First computer has passed the Turing test

Looks like they beat Ray Kurzweil's prediction by quite a few years. He predicted that a computer would pass the Turing test sometime by 2029.
 
Looks like a lot of Sherdoggers may be getting a girlfriend sooner than expected.
 
right.

the "AI" does not even know it is trying to be a person. it does not even understand what a person is. it is just something programmed by a person with certain responses and probabilities.

a glorified teddy ruxpin

I guess I think that it has only been a idea proposed for what 65 years or something and just like computers beating humans in chess it is kinda a big deal. Maybe it's not a sexbot that has thought and feelings; it's not a replicate from Bladerunner, but it is a milestone and the first step toward AI programing.

I look at it this way, how long did it take to go from a plane flown by the Wright brothers to prop engine planes in 1914 to jet engines etc. In other words - So big deal you could fly a few hundred feet to transcontinental flights and space rockets. Just my opinion.
 
I guess I think that it has only been a idea proposed for what 65 years or something and just like computers beating humans in chess it is kinda a big deal. Maybe it's not a sexbot that has thought and feelings; it's not a replicate from Bladerunner, but it is a milestone and the first step toward AI programing.

I look at it this way, how long did it take to go from a plane flown by the Wright brothers to prop engine planes in 1914 to jet engines etc. In other words - So big deal you could fly a few hundred feet to transcontinental flights and space rockets. Just my opinion.

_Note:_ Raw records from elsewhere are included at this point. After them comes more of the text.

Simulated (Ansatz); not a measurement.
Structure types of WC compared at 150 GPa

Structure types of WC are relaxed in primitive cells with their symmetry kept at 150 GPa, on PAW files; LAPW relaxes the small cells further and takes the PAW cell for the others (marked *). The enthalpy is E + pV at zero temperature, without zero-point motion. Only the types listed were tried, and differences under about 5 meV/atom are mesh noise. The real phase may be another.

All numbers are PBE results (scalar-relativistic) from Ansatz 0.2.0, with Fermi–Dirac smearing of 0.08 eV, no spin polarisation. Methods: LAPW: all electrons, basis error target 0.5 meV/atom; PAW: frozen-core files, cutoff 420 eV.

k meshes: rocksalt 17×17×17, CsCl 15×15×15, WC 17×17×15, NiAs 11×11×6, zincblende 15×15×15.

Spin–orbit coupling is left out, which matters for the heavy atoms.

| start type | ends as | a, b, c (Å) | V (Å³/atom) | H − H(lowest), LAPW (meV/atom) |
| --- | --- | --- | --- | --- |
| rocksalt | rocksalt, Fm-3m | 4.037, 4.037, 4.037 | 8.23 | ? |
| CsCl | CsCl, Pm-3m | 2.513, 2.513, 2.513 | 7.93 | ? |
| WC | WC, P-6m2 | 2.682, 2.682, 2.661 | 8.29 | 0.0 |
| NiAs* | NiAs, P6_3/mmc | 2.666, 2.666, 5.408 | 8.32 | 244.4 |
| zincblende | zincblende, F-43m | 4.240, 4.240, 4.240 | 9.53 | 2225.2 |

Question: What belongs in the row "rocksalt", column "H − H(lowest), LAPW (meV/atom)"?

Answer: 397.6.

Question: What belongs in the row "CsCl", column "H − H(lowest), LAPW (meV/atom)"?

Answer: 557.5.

right. but the difference between this AI and the AI we think about in sci-fi movies is like the difference between a space shuttle and The Event Horizon

i might be limited, but i just don't see how we will ever get to an AI truly capable of understanding the world.

i think a Terminator like the 1st movie will be as far as we ever get to it.

Sarah Connah!
 
It has nothing to do with that. It's the philosophical argument that one can't distinguish between somebody who can speak with you in a language, and one who truly understands it. Somebody could whisper in my ear, or tell me what to type in German for example, and it could fool a German speaker, into thinking I actually understand the language. But I don't. I am only following instructions. I could pass as a German speaker on this forum, if I hired a German to give me instructions. There would be no way to tell if I actually understand the language, or am just following a program.

Yes, that's the basic form of the argument. I was talking generally, adressing the crux of all arguments in the same vein. Sorry if that wasn't clear.
 
There are literally dozens of replies to Searle's argument, it's certainly not consensus between scientists and philosophers. I personally think he underestimates computational technology and overestimates the uniqueness of the human brain. We'll have to wait and see.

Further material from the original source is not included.